Goblin are a typical band of the era in one sense, ironically in that their music is completely atypical. Clearly influenced by the likes of ELP and King Crimson, Goblin were formed by keyboardist and key creative figure, Claudio Simonetti, initially naming the group Oliver before the name was changed to Cherry Five by the record label. When film score work eventually did come about, the band worked under the name Goblin (as well as “The Goblins“, and Il Reale Impero Brittanico), initially to avoid a clash between their recent LP and their first soundtrack LP which were being released simultaneously. The name stuck, as did their film music which they (and Simonetti) have now become known for.

Goblin’s first scoring opportunity was given to them by Argento in 1975. Argento had been relatively new to directing, making (and defining) Giallo horror features since 1970 at the rate of roughly one per year, starting with the excellent The Bird With The Crystal Plumage (L’uccello dalle piume di cristallo, 1970). All of Argento’s films up to that point had been scored by the eponymous Ennio Morricone so the shift in direction is clear from this creative decision alone. Deep Red (Profondo rosso, 1975) was Goblin’s first attempt at a film score and its frank innovations are astounding especially given the back-story of its composition and recording. The opportunity to dive in at the deep end came quite accidently when the film’s desired composer, jazz maestro Giorgio Gaslini, fell out with Argento.

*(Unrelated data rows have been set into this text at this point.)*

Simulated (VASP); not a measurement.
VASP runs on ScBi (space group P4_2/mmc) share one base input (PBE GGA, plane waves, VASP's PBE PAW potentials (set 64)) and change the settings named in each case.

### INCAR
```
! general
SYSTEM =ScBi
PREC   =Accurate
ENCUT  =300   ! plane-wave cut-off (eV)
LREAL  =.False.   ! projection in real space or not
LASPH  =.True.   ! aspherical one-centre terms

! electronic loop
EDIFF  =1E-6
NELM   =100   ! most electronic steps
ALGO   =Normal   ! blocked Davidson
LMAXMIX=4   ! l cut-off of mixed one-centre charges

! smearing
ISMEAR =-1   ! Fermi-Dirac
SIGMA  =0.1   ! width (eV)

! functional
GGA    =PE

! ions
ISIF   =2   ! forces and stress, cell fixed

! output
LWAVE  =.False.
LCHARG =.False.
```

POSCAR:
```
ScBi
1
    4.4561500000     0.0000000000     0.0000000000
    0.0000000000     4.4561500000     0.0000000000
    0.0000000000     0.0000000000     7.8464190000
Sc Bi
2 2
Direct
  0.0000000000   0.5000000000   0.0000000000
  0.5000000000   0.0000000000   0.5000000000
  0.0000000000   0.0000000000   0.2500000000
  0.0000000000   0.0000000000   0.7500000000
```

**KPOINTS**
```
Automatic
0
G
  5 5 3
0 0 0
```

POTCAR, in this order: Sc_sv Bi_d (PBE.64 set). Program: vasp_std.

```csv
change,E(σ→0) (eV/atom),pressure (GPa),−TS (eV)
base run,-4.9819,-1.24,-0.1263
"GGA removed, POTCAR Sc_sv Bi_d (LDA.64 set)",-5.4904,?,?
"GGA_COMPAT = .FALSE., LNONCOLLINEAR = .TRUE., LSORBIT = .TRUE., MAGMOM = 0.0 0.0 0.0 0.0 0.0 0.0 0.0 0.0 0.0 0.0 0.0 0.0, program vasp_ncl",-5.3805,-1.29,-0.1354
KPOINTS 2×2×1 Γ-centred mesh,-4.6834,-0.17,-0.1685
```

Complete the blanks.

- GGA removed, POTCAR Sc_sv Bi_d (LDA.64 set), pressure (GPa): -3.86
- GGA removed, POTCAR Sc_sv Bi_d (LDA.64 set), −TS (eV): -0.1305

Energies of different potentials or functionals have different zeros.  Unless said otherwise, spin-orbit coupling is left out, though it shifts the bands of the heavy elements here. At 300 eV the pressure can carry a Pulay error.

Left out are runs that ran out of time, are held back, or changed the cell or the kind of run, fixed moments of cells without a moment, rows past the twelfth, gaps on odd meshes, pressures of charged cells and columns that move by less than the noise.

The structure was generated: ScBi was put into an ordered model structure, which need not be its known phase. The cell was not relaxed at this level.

Argento gave Goblin the task to write and record a musical score in little more than a day but the band succeeded, creating a richly original horror soundtrack for what was a ground-breaking piece of horror cinema. The music has more than its fair share of similarities with Mike Oldfield’s Tubular Bells which had been used two years before to soundtrack William Friedkin’s The Exorcist (1973), yet other elements found their way into the music as well. A strange mixture of prog instrumentation, Bitches Brew weirdness, and Gothic church organs makes it a perfect evocation of a film that mixes the stark modernism of Italian Giallo with lashings of Gothic paraphernalia.

The success of Goblin’s music for the film, both creatively and financially with the soundtrack LP far outstripping their Cherry Five LP, lead to a long collaborative relationship with both Argento and the horror circles that surrounded him. For Argento’s next (and best) film, Goblin created what would be their most famous and recognisable soundtrack in Suspiria (1977); an ultra-stylised, ultra-violent nightmare about a dance school that’s harbouring a coven of witches. Its opening musical motif surmises the film’s intentions, building to a ritualistic cacophony of demented voices, sabbat percussion, and folkloric guitar-lines. Even the use of twinkly vibraphone-like instruments hints at something more otherworldly, opening with a naivety that is all but crushed by the film’s dramatic and exhilarating conclusion.

By the late seventies, Argento carried some weight in horror cinema with a catalogue of quality films under his belt. This weight meant he could help produce projects that he thought were worthwhile, one of these being George A. Romero’s genre-defining zombie film, Dawn of the Dead (1978). Set in the newly built zone of a shopping mall, Romero’s satire on consumerism and the oncoming neo-liberal assault of the 1980s needed something as equally as plastic and weird to soundtrack it. Goblin again stepped into the breach, recording an overly electronic score filled with ARP’s and MOOG’s. It feels far away from the folk-ish intentions of Suspiria though is a soundtrack that works well in hindsight of what was to come in the next decade, both sociologically and in horror cinema.

After their work on Dawn of the Dead, the band’s members largely went into different projects, occasionally reuniting for various films, often through Argento or some other related horror project (films such as The Church (1989) and Demons (1985)). For Argento’s video nasty, Tenebre (1982), several members of Goblin came back to provide its musical accompaniment in a soundtrack that is probably most recognisable as being heavily sampled by JUSTICE in Phantom Parts 1 and 2. They would unite finally in some recognisable guise for Argento’s last great film, Phenomena (1985), before it was left to Simonetti alone to provide music for Argento’s films (including Opera (1989), The Card Player (2004) and numerous others) of spiralling cinematic quality. The composer still works with Argento to this day though it’s doubtful whether the pair will produce such sparkling creativity as they did in their early collaborations; where musician and director found a perfect, horrific partnership.

Goblin are performing a live score to Suspiria along with a screening of Argento’s cut of Dawn of the Dead at The Dancehouse in Manchester as part of Grimmfest on the 3rd of October.